I have received some excellent comments, in the constructively critical vein, from people today about my column that operationalizes the Big 3 rankers.

A criticism that is worth discussing is whether I can come up with the averages that I did. The averages that I came up with are dependent upon the assumption that each House race is statistically independent of every other House race. In some instances, relatively few, this is a problematic assumption for my column. In others it is not.

First off - what does it mean for one observation to be statistically independent of another? It means that the observation of a "success" in one instance makes the observation of a "success" in another instance neither more nor less probable.

When would it be problematic? Take, for instance, the races in PA 06 and PA 07. These are in the same media market, and one race might be affecting another race. In that instance, we might not be able to consider them independent of one another. Democratic success in PA 06 could help induce Democratic success in PA 07.

But what about, say, FL 22 and IL 06? Is the race in Miami affecting the race in Chicago? Certainly not in a causal sense. To say that FL 22 causes IL 06 is to make a spurious causal claim. In fact, a set of causes is affecting both FL 22 and IL 06, which have no causal affect upon one another. Causally speaking, they are independent of one another. Provided that we have delineated and controlled for all of the causes that are affecting these races, they are also statistically independent of one another, too.

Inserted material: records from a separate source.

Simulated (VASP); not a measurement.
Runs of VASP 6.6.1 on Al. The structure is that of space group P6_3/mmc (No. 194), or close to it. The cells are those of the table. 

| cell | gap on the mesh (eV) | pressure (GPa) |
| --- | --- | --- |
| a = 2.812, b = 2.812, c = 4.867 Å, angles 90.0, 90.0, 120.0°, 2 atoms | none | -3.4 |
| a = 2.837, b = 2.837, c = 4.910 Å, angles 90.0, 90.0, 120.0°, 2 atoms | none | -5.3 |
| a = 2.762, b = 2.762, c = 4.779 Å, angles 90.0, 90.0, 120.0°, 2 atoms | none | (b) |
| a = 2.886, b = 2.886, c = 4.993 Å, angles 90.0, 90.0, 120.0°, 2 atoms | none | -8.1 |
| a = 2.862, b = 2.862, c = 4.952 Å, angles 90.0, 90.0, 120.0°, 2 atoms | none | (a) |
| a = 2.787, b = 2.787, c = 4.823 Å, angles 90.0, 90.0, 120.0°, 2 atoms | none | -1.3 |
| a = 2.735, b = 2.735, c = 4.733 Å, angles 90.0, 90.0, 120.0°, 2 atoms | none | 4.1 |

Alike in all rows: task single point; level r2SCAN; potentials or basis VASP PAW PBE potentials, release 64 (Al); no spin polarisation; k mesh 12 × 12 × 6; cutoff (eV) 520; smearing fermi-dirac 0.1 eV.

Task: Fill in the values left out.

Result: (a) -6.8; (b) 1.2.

The proviso of the last sentence is the important point. Think of it this way. Suppose we had, in the first instance, perfect information about the probability that FL 22 would switch to the Democrats, and perfect information about the probability that IL 06 would switch to the Democrats. In the second instance - we find that FL 22 switches. Would we change our estimate of IL 06? No. We would not. Why? Because we already had perfect knowledge about everything that causes IL 06. FL 22 is not one of those causes, and therefore the result in FL 22 does not induce a change in our probability distribution.

On the other hand, if we had, in the first instance, imperfect information about both races, and we found that FL 22 had indeed switched, would we change our opinion about IL 06? We might. If we believe that IL 06 and FL 22 are caused by the same set of forces, a "success" in FL 22 might incline us to update our prediction of a "success" in IL 06. This is akin to what social scientists call Bayesian updating of prior beliefs.

In other words, the column came down to the perfection of information - or, more specifically, the amount of stock you are willing to put into the rankings of the rankers. The rankers have weighed all of the various causal forces affecting each race, and have grouped them based upon those causes. If they have fully and properly delineated and weighed those causal forces, then any variation within their categories should be random. Therefore how one race goes in a given column has no effect on how another race goes.

The "if" in the last sentence is the heart of the issue. And I punted on that one. I said:

Before we get into this - note that this should not be taken as an endorsement of any of these rankings. The idea here is that I am correcting the conventional wisdom based upon the data it most frequently uses. I am not making any comments about whether that data is valid.

This was not a cheap, sophistic move on my part. It was consistent with my overarching analytical question: given that the media uses these rankings to analyze these races, do they have reasons to predict a 25+ seat blow-out? The answer is no. To argue that we should expect something more dramatic, they must be presuming that these rankers have made many pro-Republican errors in their assignments of probabilities. Have they done that? Perhaps. But the point is that this assumption violates their other assumption: that Cook, Rothenberg and CQ are valid guides. To "expect" 25 seats, rather than 15 to 18 - is to disagree with them. You are, of course, free to do that. But don't use them as your evidence for that expectation! That was my point.